Wednesday, June 17, 2009

Defamation!

Conor Clarke interviews the great economist Paul Samuelson. This excerpt caught my eye:

Samuelson: The 1980s trained macroeconomics -- like Greg Mankiw and Ben Bernanke and so forth -- became a very complacent group, very ill adapted to meet with a completely unpredictable and new situation, such as we've had. I looked up -- and by the way, most of these guys are MIT trained; Princeton to MIT or Harvard to MIT -- Mankiw's bestseller, both the macro book and his introductory textbook, I went through the index to look for liquidity trap. It wasn't there!

Clarke: Oh, I used those textbooks. There's got to be something in there on liquidity traps.
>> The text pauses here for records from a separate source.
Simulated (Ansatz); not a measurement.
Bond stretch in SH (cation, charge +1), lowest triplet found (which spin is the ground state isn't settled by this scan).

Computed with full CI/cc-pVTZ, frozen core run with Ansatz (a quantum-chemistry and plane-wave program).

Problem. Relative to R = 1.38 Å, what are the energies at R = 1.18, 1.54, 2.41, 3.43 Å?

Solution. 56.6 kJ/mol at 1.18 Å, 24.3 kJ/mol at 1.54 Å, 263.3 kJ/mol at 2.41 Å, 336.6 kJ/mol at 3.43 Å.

Samuelson: Well, not in the index.

Paul is factually wrong here, or at least out of date. If you look in the most recent edition, the 6th, of my intermediate macro book (or in the new 7th edition, which will be released next month), you will find term "liquidity trap" in the index. And it will point you to an extended discussion of the topic.

I presume Paul was looking at an older edition of the book. The material on the liquidity trap was added in the 5th edition, published in 2003. As a textbook author, I am always fine-tuning the selection of topics covered. To do otherwise would be, well, complacent.